What is a self join? Explain it with an example

 

Let’s illustrate the need for a self join with an example. Suppose we have the following table called emp_location, with both the employee name and their location:

employee
employee_name employee_location
Joe New York
Sunil India
Alex Russia
Albert Canada
Jack New York

Now, suppose we want to find out which employees are from the same location as the employee named Joe. What we could do is write a nested SQL query (basically a query within another query) like this:

SELECT employee_name
FROM employee
WHERE employee_location in
( SELECT employee_location
FROM employee
WHERE employee_name = "Joe")
              

A nested subquery for such a simple question is inefficient. Is there a more efficient and elegant solution to this problem?
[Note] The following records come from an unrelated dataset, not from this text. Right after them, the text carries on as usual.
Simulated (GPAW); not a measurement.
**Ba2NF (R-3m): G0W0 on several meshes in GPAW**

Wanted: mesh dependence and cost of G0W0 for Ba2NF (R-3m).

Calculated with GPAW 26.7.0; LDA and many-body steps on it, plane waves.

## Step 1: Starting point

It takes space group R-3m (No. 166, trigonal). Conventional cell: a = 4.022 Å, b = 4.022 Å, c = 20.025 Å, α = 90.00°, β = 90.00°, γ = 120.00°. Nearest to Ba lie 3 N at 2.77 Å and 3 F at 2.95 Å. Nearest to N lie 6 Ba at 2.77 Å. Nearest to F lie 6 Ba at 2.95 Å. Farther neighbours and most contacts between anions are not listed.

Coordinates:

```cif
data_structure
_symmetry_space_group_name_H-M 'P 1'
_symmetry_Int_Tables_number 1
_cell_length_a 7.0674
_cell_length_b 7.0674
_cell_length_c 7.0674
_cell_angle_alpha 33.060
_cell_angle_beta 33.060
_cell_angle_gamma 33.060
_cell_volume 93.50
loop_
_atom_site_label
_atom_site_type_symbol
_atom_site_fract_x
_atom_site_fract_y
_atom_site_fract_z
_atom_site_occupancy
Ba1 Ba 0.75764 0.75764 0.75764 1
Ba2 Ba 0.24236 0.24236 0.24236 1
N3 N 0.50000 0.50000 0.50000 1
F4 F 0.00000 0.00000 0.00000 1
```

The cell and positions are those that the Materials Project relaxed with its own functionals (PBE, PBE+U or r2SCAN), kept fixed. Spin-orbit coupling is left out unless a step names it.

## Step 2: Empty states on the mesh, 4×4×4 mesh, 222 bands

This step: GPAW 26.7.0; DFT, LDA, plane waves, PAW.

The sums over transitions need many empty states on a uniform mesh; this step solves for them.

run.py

It turns out that there is – we can use something called a self join. A self join is basically when a join is done on the same table – the best way to think of it is that we have 2 identical copies of the table, and we want to join them based on some predicate. If you need a refresher on join predicates (or just joins in general) then check this link out: Inner vs. Outer joins

Now, the key question is what would be our join predicate in this example? Well, we want to find all the employees who have the same location as Joe – so if we are doing a join we would want to make sure that the location is the same and that the employee name is Joe. So, our join predicate would be where e1.employee_location = e2.employee_location AND employee_name = "Joe". Note that e1 and e2 will represnt the 2 employee tables that we are doing a self join on. Now, here is what the SQL for a self join would look like to solve this problem:

SELECT e1.employee_name
FROM employee e1, employee e2
WHERE e1.employee_location = e2.employee_location
AND e2.employee_name="Joe";

This query will return the names Joe and Jack – since Jack is the only other person who lives in New York like Joe.

Generally, queries that refer to the same table can be greatly simplified by re-writing the queries as self joins. And, there is definitely a performance benefit for this as well.